In Arlington's intense housing market, a breakthrough project aims to provide housing-strapped veterans with an affordable place to live. However, the project has also illustrated how the county's planning process is limited by its reliance on sector plans, and brings forward some new ideas to the ongoing conversation about parking.
Affordable housing for veterans
For better or worse, Arlington County and the US military share a long history. The small jurisdiction is home to the Pentagon, Joint Base Myer-Henderson Hall, and the National Cemetery. The county seal represents the house of Robert E. Lee, and the largest high school’s football team is ‘the Generals.’
Veterans who rejoin Arlington’s civilian population, though, suffer from the same housing shortage as everybody else. In fact, nearly a third of the 236,000 veterans in the DC metro area are housing cost-burdened, meaning they pay well over 30% of their income for rent. Veterans in our region are also often young, putting them in an even more unstable position.
American Legion Post #139, established in the 1930s, is located on the fringe of the densely-developed Metro-accessible Virginia Square area. It hosts a social space for the local veterans' community. Over the past year, the American Legion has collaborated with the Arlington Partnership for Affordable Housing (APAH) to propose a groundbreaking new project.

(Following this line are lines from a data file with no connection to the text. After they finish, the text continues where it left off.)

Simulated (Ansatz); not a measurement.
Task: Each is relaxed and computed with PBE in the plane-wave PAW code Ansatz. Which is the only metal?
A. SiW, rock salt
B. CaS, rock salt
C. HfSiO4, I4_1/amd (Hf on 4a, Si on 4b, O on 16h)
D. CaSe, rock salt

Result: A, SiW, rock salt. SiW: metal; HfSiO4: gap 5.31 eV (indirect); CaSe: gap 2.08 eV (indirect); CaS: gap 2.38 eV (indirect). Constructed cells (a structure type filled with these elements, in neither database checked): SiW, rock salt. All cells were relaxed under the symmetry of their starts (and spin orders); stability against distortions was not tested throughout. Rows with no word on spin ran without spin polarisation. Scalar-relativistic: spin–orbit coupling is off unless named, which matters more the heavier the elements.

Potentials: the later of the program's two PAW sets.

The planned development is one of the most ambitious affordable housing projects that the county has seen in years. It's seven stories tall, and all of the 160 units will be committed to affordability for 75 years. The majority of units will be two- or three-bedroom, ensuring that not only single people but also families can afford to live in Arlington. Eight of the units will be affordable to people making about $33,000 per year (30% AMI), and most units will be affordable to people making about $66,000 per year (60% AMI).
Half of the units will be prioritized for veterans, and APAH has partnered with the Arlington Street People’s Assistance Network (A-SPAN) to help homeless veterans find a place to live. Very few projects are able to achieve this level of affordability. The icing under the cake? The American Legion will continue to operate on the building's ground floor, making the building a social hub for all of Arlington's veterans.
How sectors limit development
Urban space is continuous. This is obvious if you've ever walked down a street. You aren't interrupted by a force-field when you pass from, say, a “C-O Mixed Use District” to a “RA-18 Multiple Family Dwelling District.” You probably don't even notice the change.
In defiance of this continuity though, for the past 90 years American city planning has relied on dividing cities into discrete chunks. Originally, this took the form of zoning. In Arlington, it also takes the form of sector plans. Similarly, DC has faced challenges resulting from the rigidity of the borders in its Future Land Use Map (FLUM).
Sector plans identify the county's aspirations for certain specific areas. The area around Virginia Square was most recently discussed in the 2002 Virginia Square Sector Plan, which embraced a “special emphasis on inclusion of affordable on-site housing units in new residential construction.”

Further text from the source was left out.